IF THE BLUE SAMURAI DON'T ADVANCE FROM THE GROUP STAGE, IT WON'T BE FOR LACK OF AMBITION. JAPAN COACH TAKESHI OKADA IS AIMING FOR THE SEMIS—A SEEMINGLY QUIXOTIC goal for a country that's never won a World Cup match off Asian soil.
With a hard-fought win over Uzbekistan last June, Japan was the first nation to earn a place in South Africa. But its breezy qualification did little to quell concerns over a punchless offense. The qualifying results read like binary code: The Blue Samurai scored more than one goal in only five of 14 games—against minnows Thailand (twice), Bahrain, Oman and Qatar.
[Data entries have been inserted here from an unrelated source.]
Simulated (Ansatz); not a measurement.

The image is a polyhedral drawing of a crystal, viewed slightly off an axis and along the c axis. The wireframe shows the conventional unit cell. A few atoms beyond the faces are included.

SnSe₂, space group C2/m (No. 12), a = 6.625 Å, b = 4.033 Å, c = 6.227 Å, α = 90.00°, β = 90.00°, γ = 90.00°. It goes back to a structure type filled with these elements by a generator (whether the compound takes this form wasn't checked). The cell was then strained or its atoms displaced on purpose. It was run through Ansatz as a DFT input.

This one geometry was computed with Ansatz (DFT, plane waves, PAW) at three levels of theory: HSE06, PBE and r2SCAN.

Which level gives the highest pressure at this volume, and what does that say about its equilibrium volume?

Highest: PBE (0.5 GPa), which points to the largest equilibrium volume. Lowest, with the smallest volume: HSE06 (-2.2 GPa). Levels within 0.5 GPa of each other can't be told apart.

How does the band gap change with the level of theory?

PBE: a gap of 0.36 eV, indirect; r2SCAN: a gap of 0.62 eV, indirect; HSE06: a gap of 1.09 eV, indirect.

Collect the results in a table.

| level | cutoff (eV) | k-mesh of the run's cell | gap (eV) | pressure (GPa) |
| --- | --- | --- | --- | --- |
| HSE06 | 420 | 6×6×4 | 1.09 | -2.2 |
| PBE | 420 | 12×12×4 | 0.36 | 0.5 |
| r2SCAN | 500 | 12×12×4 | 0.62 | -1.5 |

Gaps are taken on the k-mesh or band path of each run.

Okada, the architect of Japan's first World Cup appearance, in 1998, has been relentlessly criticized since he began a second tour as manager, in November 2007. Japan's sports media have blistered everything from the team's passing game to its lack of physicality. The condemnation intensified in February when Japan lost to South Korea 3-1 in the final of the East Asian Championship. Fans decried Okada's tactics as conservative and predictable, and the clamor for his dismissal reached a fever pitch.
Japan's inability to score against top-flight opposition might be due to inconsistency in the lineup. Okada has played no fewer than 21 strikers over the past two years. Out of that mix, Yoshito Okubo and Shinji Okazaki are probable first choices in South Africa.
Yasuhito Endo, the Asian Footballer of the Year in 2009, is the central playmaker and the latest in a proud line of dynamic Japanese midfielders. Veteran playmaker Shunsuke Nakamura is creative on the flank and takes free kicks. Makoto Hasebe, a tireless worker, helps execute Japan's possession-based game at the base of the midfield.
The anchor of this unit is captain Yuji Nakazawa, an occasional goal scorer and only the third Japanese player to reach 100 caps. Excellent in the air, he's forged an effective partnership in central defense with Marcus Tulio Tanaka, another backliner with a nose for the net. Atsuto Uchida and Yuto Nagatomo are probable starters on the outside, but Yuhei Tokunaga is capable of spelling either man.